Each footstep was carefully placed testing for ice. Falling uncontrollably down the front steps in to the early dawn is no way to start the day. I should have known the steps were just wet and not frozen by seeing the first hint of thick fog through the slowly waxing light in the treetops across the valley. Frost comes on those clear, starry nights we get so infrequently here in Western Oregon in winter. This morning the clouds were low and thick.
As the tires of my Honda crunched up the long driveway, I skirted puddles so as not to create potholes in the gravel roadbed and realized that it had once again rained in the darkness. In fact, mist was still coating the windshield requiring a wipe or two during the ¾ mile journey to the end of the lane to retrieve the morning newspaper. Rain has long since stopped soaking into the ground. Now it mostly just runs on the surface collecting in rivulets, becoming streams, joining to creeks, and eventually roiling in dark rivers of silt-laden rainwater.
But it is always on days like this, every year, that summer begins for us. The beginning isn’t announced by anything weather related, obviously. It’s more postal related, signaled by a growing stack of garden seed catalogues. When the stack reaches critical mass, and includes the catalogue from our go-to local seed company, the date is set for the opening celebration, which is held, more or less formally, on a Saturday morning in February.
The summer’s opening ceremony usually lasts three or four hours and includes a critical review of last year’s valuable experience, an inspection of the stores of garden canned goods, a reminiscence of the recipes that rocked last year, a parade of old seed packets whose seeds may or may not still be viable, and frequent looks out the window and into the garden to firm up logistical ideas and proposals.
The big event, the event that carries all the emotional power, is the reading of the most exciting sounding descriptions from each vegetable category. Having read years and years of vegetable descriptions from dozens of catalogues hasn’t diminished the joy of the event one bit, nor has it made us the least bit cynical about the veracity of those descriptions. It’s a long way from seed to ripe vegetable and so much can happen along the way that we’re more inclined to blame the soil, or the weather, or the gardener, and give the seeds a break. That inclination may be a little naive and somewhat unproductive, and it’s true that some seeds just don’t work well in our garden, but that never dims the hope that rushes forth from those small pictures and delicate descriptions.

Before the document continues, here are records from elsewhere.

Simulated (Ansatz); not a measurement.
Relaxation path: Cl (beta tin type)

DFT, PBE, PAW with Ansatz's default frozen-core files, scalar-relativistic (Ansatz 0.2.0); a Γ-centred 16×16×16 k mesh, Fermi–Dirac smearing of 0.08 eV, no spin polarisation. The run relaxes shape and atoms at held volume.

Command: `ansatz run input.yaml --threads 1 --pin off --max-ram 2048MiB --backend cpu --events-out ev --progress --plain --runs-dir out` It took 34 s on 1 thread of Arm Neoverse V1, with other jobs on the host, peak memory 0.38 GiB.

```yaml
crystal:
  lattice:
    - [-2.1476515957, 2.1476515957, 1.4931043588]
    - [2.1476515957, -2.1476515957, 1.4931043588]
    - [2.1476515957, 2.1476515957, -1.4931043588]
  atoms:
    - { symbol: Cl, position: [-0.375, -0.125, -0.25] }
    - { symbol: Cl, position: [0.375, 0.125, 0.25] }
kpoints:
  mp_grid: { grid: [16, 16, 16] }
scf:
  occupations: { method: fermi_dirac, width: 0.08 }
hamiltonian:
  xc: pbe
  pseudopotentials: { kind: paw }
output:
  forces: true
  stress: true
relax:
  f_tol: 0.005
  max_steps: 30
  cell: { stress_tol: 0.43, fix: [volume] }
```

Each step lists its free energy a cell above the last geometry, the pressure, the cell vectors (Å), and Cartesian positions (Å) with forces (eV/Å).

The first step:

So this past Saturday, during a three-hour ceremony, on a windy, rainy, cold winter’s day in February, summer began. The seed order was placed on line, the catalogues were stacked and set aside, last year’s seeds were packed back in their airtight container, and things immediately began to brighten up around here. New life is springing forth, if only so far from our summer souls, and the worst of the dark is over for another year.